If you need a brush-up, here’s a list of 97 manners:
Everyday Manners
- Say “please” and “thank you.” It’s amazing how these simple words can make a difference in how you come across to others.
- Greet people politely when you enter their home, and be sure to say “goodbye” and “thank you” before you leave.
- Wait your turn before you speak — don’t interrupt or talk over someone.
- When you’re introduced to someone new, shake their hand and say, “It’s nice to meet you.” When you leave, say, “It was a pleasure meeting you.”
- Apologize if you accidentally bump into someone.
- When you receive a gift from someone, write a thank you note or give them a call to thank them.
- If you need someone’s attention or need them to move out of your way, say “Excuse me,” rather than pushing past them.
- Clean up after yourself, especially if you are in another person’s home.
- When you are indoors, use an indoor voice. Be aware of how loud you are speaking.
- Cover your mouth and turn away when you’re about to cough or sneeze, and then say “Excuse me.”
- Avoid making rude noises (burping for example), but if it happens, say “Excuse me.”
- If you are eating something in front of another person, offer to share it.
- Hold the door for other people.
- Always flush the toilet after you use it, and put the seat down.
- Avoid bad language in front of other people you don’t know or those you think it might offend.
- Return things you’ve borrowed.
- Be on time.
- Pay attention to your hygiene. Bad hygiene is offensive.
- Refrain from talking in presentations, movies, and other places where people are trying to listen and pay attention.
- Offer your seat to someone who is elderly, disabled, or otherwise physically compromised if there isn’t another seat available.
- Don’t chew gum while talking to others or in more formal settings like work, school, or religious services.
- Knock on closed doors before entering a room.
- Even if an event is boring, sit through it quietly and show interest. The performers and presenters are doing their best.
- When you see someone struggling with something, give them a hand.
- When someone asks for your help, do it graciously without complaint or grumbling.
Table Manners
- Always chew with your mouth closed.
- Don’t talk with food in your mouth.
- Put your napkin in your lap as soon as you are seated.

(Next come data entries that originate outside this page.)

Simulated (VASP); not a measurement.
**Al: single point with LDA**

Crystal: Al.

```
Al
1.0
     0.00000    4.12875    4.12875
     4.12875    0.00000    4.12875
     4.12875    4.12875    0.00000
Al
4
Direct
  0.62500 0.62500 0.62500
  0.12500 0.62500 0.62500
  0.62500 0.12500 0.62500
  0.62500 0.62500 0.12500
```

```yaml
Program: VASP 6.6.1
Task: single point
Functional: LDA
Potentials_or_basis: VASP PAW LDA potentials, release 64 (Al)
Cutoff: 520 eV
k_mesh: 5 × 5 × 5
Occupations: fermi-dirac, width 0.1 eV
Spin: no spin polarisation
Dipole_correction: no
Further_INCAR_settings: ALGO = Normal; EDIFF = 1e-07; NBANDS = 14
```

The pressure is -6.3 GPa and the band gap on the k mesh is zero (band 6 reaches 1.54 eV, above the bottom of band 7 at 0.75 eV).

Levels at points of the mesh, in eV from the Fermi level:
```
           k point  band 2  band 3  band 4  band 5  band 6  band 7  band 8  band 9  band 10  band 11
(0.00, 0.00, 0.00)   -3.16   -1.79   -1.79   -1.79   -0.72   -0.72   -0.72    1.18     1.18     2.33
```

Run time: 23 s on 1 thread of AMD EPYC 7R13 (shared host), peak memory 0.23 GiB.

- Wait until everyone has been served before you begin eating.
- If you are eating a family style meal, pass bowls of food to the right.
- Don’t make complaints or comments about food you don’t like. Try to eat some of it.
- Try to avoid making noises (slurping, burping) while you eat.
- Don’t reach across someone to get more food. Ask them to pass it to you.
- If you need to leave the table, say “Please excuse me for a moment.”
- Participate in table conversation. Be sociable and don’t rush to eat and leave the table.
- Keep your elbows off the table and sit up straight.
- Don’t pick your teeth at the table.
- When you are finished eating, compliment the host or the person who prepared the food and thank them.
Conversation Manners
- Make eye contact with the person or people you are talking to.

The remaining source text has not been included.